Collection of high-quality data is an essential part of the IEA. You can approach initial decisions about what data to collect and how to collect it in a couple of different ways. You may begin by conducting a survey of available data prior to scoping thematic issues for the assessment. Availability of data then becomes a criterion for selecting data and developing indicators around priority issues. Alternatively, you may use a more targeted approach, where priority issues and indicators are identified first, followed by data collection. In this case, if data are not already available, you have four options: (1) exclude the indicator from your list; (2) define a proxy indicator (and indicator that measures your issue only indirectly) for which data is available; (3) include the indicator as a theoretical measurement tool, but point out that data is not available; or if you have time and resources collect primary data, keeping in mind that in this case time series data will not be available.
Once you have decided on the approach you will use for data collection, you will need to further develop a plan that includes elements of developing research methods, defining the type of data needed, and prioritizing which data must be collected. You will also need to specify data sources, and have a clear sense of the quality of the data. The steps involved in obtaining data and building a database go hand in hand with developing an assessment report (Figure 6).
|Figure 6: Links between database
and report development in OECD
countries (as quoted in UNEP/DEIA
Quality of data and precision of measurement are important considerations during data collection. “Perfect” data are not always necessary or possible, but data quality must be sufficient to satisfy the IEA’s objectives. Imperfect approximations (proxies) might be used in case no direct data can be obtained. Well-known examples of this are the use of CO2 emissions to show long-term climate change risk, or of protected areas to indicate biodiversity. Although different opinions exist as to whether it is better to have poor data rather than no data at all, the general notion is that IEA is to be based on the best available, scientifically sound data from widely recognized sources.

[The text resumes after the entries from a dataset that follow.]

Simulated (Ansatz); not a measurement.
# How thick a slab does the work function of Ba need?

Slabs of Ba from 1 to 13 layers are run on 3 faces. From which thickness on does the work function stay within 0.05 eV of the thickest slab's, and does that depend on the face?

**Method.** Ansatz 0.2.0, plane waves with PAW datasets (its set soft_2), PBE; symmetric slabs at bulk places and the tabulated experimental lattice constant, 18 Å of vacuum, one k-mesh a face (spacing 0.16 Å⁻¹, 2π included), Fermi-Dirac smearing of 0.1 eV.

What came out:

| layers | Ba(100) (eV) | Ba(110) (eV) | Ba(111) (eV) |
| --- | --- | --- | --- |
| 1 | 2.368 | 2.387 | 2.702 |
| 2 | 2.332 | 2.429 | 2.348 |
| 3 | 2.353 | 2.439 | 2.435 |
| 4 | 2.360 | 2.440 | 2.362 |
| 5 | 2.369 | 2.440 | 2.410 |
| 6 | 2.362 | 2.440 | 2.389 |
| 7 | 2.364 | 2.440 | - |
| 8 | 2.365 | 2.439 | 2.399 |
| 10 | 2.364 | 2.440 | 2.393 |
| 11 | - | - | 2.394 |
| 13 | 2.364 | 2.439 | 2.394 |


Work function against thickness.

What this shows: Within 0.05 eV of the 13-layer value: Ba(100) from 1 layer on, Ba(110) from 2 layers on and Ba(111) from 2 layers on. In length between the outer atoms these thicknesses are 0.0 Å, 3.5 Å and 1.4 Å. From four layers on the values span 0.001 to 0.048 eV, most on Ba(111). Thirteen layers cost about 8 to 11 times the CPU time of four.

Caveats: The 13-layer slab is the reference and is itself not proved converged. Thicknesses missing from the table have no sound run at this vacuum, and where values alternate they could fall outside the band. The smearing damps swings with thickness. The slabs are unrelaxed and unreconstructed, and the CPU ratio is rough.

Once the basic data are selected and collected, usually you will need to compile and store them in a dedicated database, which might be also made available on the Internet. A database is an organized collection of data that is used to bring together all information about the state and trends in the environment, and may also include information about environmental policy, references to other data sources and to current research. It is important to ensure the database has continuity, and is kept up to date by linking it to monitoring systems, so that data generated through monitoring are fed into the database. The environmental database can also be used to regularly publish printed documents, such as environmental data compendia and indicator reports, to inform policy-makers and the public, and to provide a snapshot overview of the state of the environment. In many countries, building such a database is, or can be, a collaborative effort of various agencies, such as a central bureau of statistics, environmental and related ministries (e.g., agriculture, water), as well as research organizations and non-governmental organizations.
It may be useful to have the database already agreed and available by the time data collection is starting so that data sets can be added one by one as they are identified. You may also find that the database needs adjusting after you loaded the first data sets, particularly if you want to build in a wider range of functions, like multiple search, display and analytic functions available through the internet.
A database typically includes metadata, which are the background information about a data set itself. They include facts, such as the source of the data, the scale at which they were collected, the year they were collected, the projection if there is one, and any other information that you need to know before you can interpret the meaning of the data and use them in your analysis or report. An example of metadata can be found in the GEO Portal, as demonstrated in Exercise 1. Metadata for indicators is further discussed in Section 4.1 on Methodology Sheets for indicators. Spatial data have additional metadata requirements that are also described in the GEO Data Portal.
Box 5: System for integrated environmental and economic accounting
The System of Integrated Environmental and Economic Accounting (SEEA) is an integrated framework for economic and environmental data. It was developed by the United Nations as a satellite database to the System of National Accounts (SNA) for the purpose of enabling environmental data to be incorporated into economic decision making. It brings together economic and environmental information in a common framework to measure the contribution of the environment to the economy and the impact of the economy on the environment. It provides policy-makers with indicators and descriptive statistics to monitor these interactions, as well as a database for strategic planning and policy analysis to identify more sustainable paths of development. The data contained within the database can also be used to derive national-level indicators (UN Statistics Division 2003 and Hardi, P. 2000). The SEEA system consists of four main categories of accounts:
- Flow accounts for pollution, energy and materials, providing information at the industry level about the use of energy and materials as inputs to production, and the generation of pollutants and solid waste.
- Environmental protection and resource management expenditure accounts, identifying expenditures incurred by industry, government and households to protect the environment or to manage natural resources. They take those elements of the existing SNA that are relevant to the good management of the environment and show how the environment-related transactions can be made more explicit.
- Natural resource asset accounts, recording stocks and changes in stocks of natural resources such as land, fish, forest, water and minerals.
- Valuation of non-market flows and environmentally-adjusted aggregates, presenting non-market valuation techniques and their applicability in answering specific policy questions. It discusses the calculation of several macroeconomic aggregates, adjusted for depletion and degradation costs, and their advantages and disadvantages. It also considers adjustments concerning the so-called defensive expenditures.